Analyzing a Kit: The Methodology
When you obtain a kit (from a phishing URL, threat intel sharing, honeypot, or a takedown engagement), here’s the analytical workflow:
1. Static analysis of the archive.
# List contents without extracting
unzip -l phishing_kit.zip
mkdir /tmp/kit_analysis && cd /tmp/kit_analysis
unzip ../phishing_kit.zip
Look at the file structure first: how many files, what types (PHP, HTML, JS), what’s in the root. The directory structure tells you immediately how sophisticated the kit is.
2. Credential exfiltration endpoint.
Find where credentials go. Search for email sends, Telegram API calls, and file writes:
grep -r "mail(" . --include="*.php"
grep -r "telegram" . --include="*.php" -i
grep -r "bot_token\|chat_id\|webhook" . --include="*.php" -i
grep -r "file_put_contents\|fwrite" . --include="*.php"
The Telegram bot token, if present, is gold for attribution and intelligence. A bot token in the format [0-9]+:[A-Za-z0-9_-]{35} can be queried via the Telegram Bot API to get information about the bot, including when it was created and what chats it’s in (before the attacker revokes it).
3. Target identification.
The kit tells you who it’s targeting. Look at the lure page HTML and any hardcoded URLs or brand assets:
grep -r "microsoft\|office365\|m365\|mimecast\|docusign" . -i | head -20
grep -r "logo\|brand\|favicon" . --include="*.html" | head -10
4. Anti-analysis mechanisms.
cat .htaccess 2>/dev/null
grep -r "ip_block\|blacklist\|block_ip" . --include="*.php" -i
grep -r "user.agent\|HTTP_USER_AGENT" . --include="*.php"

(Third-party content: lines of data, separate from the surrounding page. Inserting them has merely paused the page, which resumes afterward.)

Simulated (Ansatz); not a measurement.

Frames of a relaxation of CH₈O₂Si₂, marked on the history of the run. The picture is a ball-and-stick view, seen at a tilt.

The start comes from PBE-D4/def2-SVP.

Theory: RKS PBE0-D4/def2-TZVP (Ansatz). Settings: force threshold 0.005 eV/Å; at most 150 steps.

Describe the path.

grep -r "geoip\|country\|geo_" . --include="*.php" -i
The blacklisted IP ranges tell you which security vendors the kit author was aware of when they built it. A comprehensive blocklist suggests a more experienced threat actor.
5. Victim logging.
Find where captured credentials are stored locally:
find . -name ".txt" -o -name ".log" -o -name "*.csv" | xargs ls -la 2>/dev/null
grep -r "fopen\|file_put" . --include=".php" | grep -v "//.fopen"
If the kit was already deployed and pulled down with credentials in it, you’ve found victim data — handle appropriately and notify affected parties.
6. Infrastructure indicators.
grep -r "http[s]://" . --include=".php" | grep -v "//.*http"
grep -r "curl_setopt\|curl_exec" . --include="*.php"
Hardcoded C2 URLs, redirects to attacker-controlled infrastructure, and callback URLs are IOCs worth extracting and sharing.
Real-World Kit Characteristics
A few patterns that appear consistently in kit analysis:
The “Redirector” pattern. Many kits include a first stage that validates the victim before serving the phishing page — checking IP reputation, geolocation, and user agent. A researcher hitting the URL gets redirected to the legitimate site; a victim from the target country gets the phishing page. This pattern defeats naive automated scanning.
Panel infrastructure. Higher-end kit operations include a separate admin panel where the attacker can view captured credentials, manage deployments, and track victim statistics. These panels are often deployed on separate infrastructure from the phishing pages and use password authentication. Finding the panel URL in a kit (look for references to /admin, /panel, /dashboard in PHP files) is useful for broader infrastructure mapping.
Kit reuse indicators. Many kit authors leave identifiable artifacts — specific variable names, comment styles, email templates, or credit strings. These “kit fingerprints” let you correlate separate phishing deployments to the same kit author or operation. The Phish Report and PhishTank databases contain kit fingerprints from the research community.
What I’ve Actually Found Pulling These Apart
The most useful ten minutes I’ve spent on a kit was grepping a sample for bot_token and getting an actual live Telegram bot token back — the attacker hadn’t rotated it. Querying getMe on the Bot API told me the bot’s username and creation date; querying getUpdates (before the token got revoked, which happened within a day of the kit becoming public) showed message history that included what looked like test submissions the operator had sent to themselves while building the page. That’s a mistake a more careful operator wouldn’t make, and it’s exactly the kind of thing that shows up more often than you’d expect in kits sold for $20-50 rather than the higher-end AiTM tooling.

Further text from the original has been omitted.